EgoAgent: A Joint Predictive Agent Model in Egocentric Worlds

Project Page (coming soon) | Paper

Setup

This project builds upon InternLM, an open-source training framework for Large Language Models. Please follow its installation instructions for setting up the environment and dependencies. For convenience, we provide the key setup commands below:

git clone [email protected]:InternLM/InternLM.git --recurse-submodules

conda create --name internlm-env python=3.10 -y
conda activate internlm-env
cd internlm
pip install -r requirements/torch.txt 
pip install -r requirements/runtime.txt

FlashAttention is required for optimized training. Install it using the following steps:

cd ./third_party/flash-attention
python setup.py install
cd ./csrc
cd fused_dense_lib && pip install -v .
cd ../xentropy && pip install -v .
cd ../rotary && pip install -v .
cd ../layer_norm && pip install -v .
cd ../../../../

In addition to the InternLM setup, this project includes extra dependencies. Some of these are required for evaluation experiments (e.g., in the TriFinger simulator), but they are not necessary if you only plan to train the model. You can check and select the necessary packages from our full environment list in requirements/full_env.txt and install them using:

pip install -r requirements/full_env.txt

Data Preparation

Download

We use two egocentric datasets, WalkingTours and Ego-Exo4D, to train EgoAgent.

For the WalkingTours Dataset, please follow the instructions from DoRA ICLR24 and visit WalkingTours Dataset to download videos and blur out faces within. Please put the downloaded mp4 videos at data/WTour.

For the Ego-Exo4D dataset, please follow the instructions from Ego-Exo4D Data and Ego-Exo4D Document to sign Ego-Exo4D licenses and download dataset (remember to do the aws configuration).
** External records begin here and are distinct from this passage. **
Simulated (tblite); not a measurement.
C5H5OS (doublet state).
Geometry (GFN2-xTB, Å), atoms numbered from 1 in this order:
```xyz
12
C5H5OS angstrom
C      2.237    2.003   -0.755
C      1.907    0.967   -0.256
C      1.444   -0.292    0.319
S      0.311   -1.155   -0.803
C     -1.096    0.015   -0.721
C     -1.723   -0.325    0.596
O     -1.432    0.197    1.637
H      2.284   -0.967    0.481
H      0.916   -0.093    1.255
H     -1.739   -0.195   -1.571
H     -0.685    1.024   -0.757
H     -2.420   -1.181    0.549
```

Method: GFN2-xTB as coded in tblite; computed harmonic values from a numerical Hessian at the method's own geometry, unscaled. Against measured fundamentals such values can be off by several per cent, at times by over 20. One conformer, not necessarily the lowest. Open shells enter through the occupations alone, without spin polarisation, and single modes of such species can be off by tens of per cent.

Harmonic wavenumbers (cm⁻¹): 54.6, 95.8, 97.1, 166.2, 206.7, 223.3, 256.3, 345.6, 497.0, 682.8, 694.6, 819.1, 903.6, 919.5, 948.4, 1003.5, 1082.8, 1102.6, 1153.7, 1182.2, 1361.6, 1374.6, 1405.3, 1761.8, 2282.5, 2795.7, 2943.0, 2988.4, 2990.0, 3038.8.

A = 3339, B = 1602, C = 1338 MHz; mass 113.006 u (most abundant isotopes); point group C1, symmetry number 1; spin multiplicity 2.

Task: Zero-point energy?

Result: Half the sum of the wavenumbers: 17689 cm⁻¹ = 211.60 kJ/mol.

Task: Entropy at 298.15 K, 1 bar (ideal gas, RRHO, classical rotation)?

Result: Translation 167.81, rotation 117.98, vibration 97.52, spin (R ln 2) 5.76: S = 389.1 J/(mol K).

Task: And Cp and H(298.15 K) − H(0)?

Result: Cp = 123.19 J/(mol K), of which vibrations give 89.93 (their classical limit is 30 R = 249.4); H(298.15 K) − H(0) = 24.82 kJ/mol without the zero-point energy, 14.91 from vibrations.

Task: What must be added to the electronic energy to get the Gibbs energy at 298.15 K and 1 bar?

egoexo -o data/egoexo4d --parts annotations metadata
egoexo -o data/egoexo4d/egoexo4d_v1 --parts take_vrs --release v1
egoexo -o data/egoexo4d/egoexo4d_v2 --parts take_vrs --release v2

Note: (1) "annotations" part contains 3D motion labels estimated from exocentric views, "takes" part contains frame-aligned mp4 videos of egocentric and exocentric views, we only need egocentric videos, "take_vrs" part is also needed since it contains the camera parameters for video undistortion and motion translation. (2) Ego-Exo4D V2 includes more video hours and exocentric labels than V1, please see Ego-Exo4D Change Log for more details.

Preprocess

Extract WTour images

Install ffmpeg and run the following example command to extract video frames and save as images. You can modify the video path to process different videos.

cd data/wtour
mkdir Walking_Tour_Wildlife
ffmpeg -i "Walking_Tour_Wildlife.mp4" "Walking_Tour_Wildlife/frame_%07d.jpg"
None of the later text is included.